On 2015-01-19, fm@fr.invalid <fm@fr.invalid> wrote:
> William Unruh <un...@invalid.ca> wrote:
>> On 2015-01-19, Mike S <mi...@flatsurface.com> wrote:
>>> On 1/18/2015 6:04 PM, William Unruh wrote:
>>>
>>>> UTC always has 86400 seconds per year.
>>>
>>> You clearly don't understand how leap seconds work. You're embarrassing 
>>> yourself now. When there's a leap second, there are 86401 SI seconds in 
>> 
>> I AM clearly embarrasing myself, since 86400 is the number of seconds
>> per SAY not year. Slight difference!
>> 
>> Of course there are 86401 seconds in a day including a leap second. But
>> UTC only sees 86400. It forgets about one of them. 
>
> I am not sure what you mean by "sees", but I cant figure a meaning
> that would be compatible with the fact that UTC clearly identifies 
> 86401 seconds on the day the leap second occurs.
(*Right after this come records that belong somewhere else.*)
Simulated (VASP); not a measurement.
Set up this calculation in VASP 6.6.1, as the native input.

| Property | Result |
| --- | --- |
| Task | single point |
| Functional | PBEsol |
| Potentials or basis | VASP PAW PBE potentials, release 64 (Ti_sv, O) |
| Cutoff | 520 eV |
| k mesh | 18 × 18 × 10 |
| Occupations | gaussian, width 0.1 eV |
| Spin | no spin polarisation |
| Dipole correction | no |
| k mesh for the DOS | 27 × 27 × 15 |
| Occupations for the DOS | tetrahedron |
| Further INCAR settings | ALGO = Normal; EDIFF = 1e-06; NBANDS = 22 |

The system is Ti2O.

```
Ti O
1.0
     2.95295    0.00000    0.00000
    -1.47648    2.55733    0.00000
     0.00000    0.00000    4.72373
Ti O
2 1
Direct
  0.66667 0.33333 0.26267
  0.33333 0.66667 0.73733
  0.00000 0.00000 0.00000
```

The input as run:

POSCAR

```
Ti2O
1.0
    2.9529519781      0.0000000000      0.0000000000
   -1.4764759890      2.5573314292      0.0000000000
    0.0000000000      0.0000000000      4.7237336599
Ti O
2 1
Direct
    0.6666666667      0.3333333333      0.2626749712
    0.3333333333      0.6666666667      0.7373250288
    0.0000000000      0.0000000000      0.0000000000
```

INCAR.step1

If you ask utc how many seconds there are between now, and exactly three
days ago, it ansers 3*86400 even if one of those days had a leap second. 
Yes of course that leap second occurs on the day, but utc forgets that
it did. 


>
> Maybe the confusion arises from considering UTC dates as 
> "time interval" quantities, which they are not, rather than timescale 
> readings. TAI days have 86400s, UTC days may have 86401 seconds ; 
> so it happens that when TAI reads 00h00:00, UTC reads 23:59:60. 

TAI does not as far as I know, have a concept of days. It has seconds.
If you want to convert those seconds into things like days, months, etc,
that is up to you. 

So, if we count utc seconds we have
1435733999 1435734000 1435734000 1435734001 ...

That is what I mean.


> That is what makes computing time intervals more complicated in 
> UTC than in TAI but neither TAI nor UTC is defined by the number
> of seconds elapsed since an epoch.